Closed alanpeabody closed 8 years ago
@beerlington @Dangeranger currently the index action has some not very well documented hooks for sorting and filtering based on the sort
and filter
query params.
The function signature for them is:
@callback filter(String.t, JaResource.records, String.t) :: JaResource.records
@callback sort(String.t, JaResource.records, String.t) :: JaResource.records
Where the first string is the key and the second the value. For example to filter based on type:
When executing: GET /v1/articles?filter[status]=draft
def filter("status", query, status), do: where(query, status: status)
This all works, but it feels weird and inconsistent to me for the following reasons:
Sort is the same way, and I could foresee handling include
in a similar fashion where we add preload
statements on as needed.
What do you guys think?
@alanpeabody I'll try to look at this later tonight. Thanks for the heads up.
it seems like it should be:
def filter(query, key, value), do: ...
@beerlington you don't think conn needs to be in there?

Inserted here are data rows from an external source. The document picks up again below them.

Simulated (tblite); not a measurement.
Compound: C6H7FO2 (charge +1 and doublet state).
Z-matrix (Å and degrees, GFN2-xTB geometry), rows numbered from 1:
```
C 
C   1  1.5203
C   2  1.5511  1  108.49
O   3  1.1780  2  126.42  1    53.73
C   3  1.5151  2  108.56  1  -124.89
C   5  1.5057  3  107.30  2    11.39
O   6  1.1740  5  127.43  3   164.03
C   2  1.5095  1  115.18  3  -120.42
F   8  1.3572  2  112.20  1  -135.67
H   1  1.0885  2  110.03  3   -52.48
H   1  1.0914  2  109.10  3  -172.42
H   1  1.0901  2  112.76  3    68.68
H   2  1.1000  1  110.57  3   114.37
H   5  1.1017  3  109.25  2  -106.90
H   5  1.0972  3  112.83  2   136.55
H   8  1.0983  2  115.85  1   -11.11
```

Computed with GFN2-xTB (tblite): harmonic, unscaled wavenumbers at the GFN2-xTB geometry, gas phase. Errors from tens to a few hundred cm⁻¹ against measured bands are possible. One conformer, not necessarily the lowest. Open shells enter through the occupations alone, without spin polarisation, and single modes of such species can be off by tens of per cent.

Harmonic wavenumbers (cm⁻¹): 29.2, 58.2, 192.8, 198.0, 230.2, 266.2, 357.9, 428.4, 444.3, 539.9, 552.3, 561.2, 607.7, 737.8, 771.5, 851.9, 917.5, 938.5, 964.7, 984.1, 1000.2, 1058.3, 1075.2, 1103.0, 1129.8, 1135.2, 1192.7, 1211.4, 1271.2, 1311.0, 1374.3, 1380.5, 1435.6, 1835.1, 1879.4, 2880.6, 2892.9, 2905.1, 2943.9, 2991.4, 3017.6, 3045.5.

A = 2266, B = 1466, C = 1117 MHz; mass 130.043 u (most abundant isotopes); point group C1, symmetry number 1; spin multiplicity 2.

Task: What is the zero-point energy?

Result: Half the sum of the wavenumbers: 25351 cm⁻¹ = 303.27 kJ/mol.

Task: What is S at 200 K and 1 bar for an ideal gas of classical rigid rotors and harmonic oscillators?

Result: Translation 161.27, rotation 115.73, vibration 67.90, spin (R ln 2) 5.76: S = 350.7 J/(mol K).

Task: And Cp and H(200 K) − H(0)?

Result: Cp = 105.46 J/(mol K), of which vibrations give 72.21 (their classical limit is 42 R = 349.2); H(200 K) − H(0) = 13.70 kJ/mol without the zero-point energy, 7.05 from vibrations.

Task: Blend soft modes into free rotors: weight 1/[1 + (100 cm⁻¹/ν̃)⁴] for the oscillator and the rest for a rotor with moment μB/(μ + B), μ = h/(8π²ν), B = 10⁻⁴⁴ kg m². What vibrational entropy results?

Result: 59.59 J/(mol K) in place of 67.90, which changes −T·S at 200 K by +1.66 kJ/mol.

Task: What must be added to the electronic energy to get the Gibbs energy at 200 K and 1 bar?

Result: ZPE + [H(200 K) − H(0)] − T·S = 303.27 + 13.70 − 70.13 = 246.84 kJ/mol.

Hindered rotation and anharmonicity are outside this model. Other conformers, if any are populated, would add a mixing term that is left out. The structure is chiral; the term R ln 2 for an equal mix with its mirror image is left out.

I have been thinking about filters where allowing the filter would be dependent on the user.
Oh I missed that part. we'll be doing some filtering on a project soon and might have more feedback later this week.
@alanpeabody If conn
is passed in everything else I would expect it to be first like:
def filter(conn, query, [key: value]), do: where(query, key: value)
This query could get passed on to the next call to filter
if there were query params like:
GET /v1/articles?filter[status]=published&filter[author]=12
Yup, each key/value pair is passed to filter and with the query the last returned.
I think filter(conn, query, key, value)
might be the way to go. Matching keyword lists is discouraged and a pain, it would have to be filter(conn, query, [{key, value}])
but we can just pass them positionally.
Should they include the conn? What argument order really makes sense?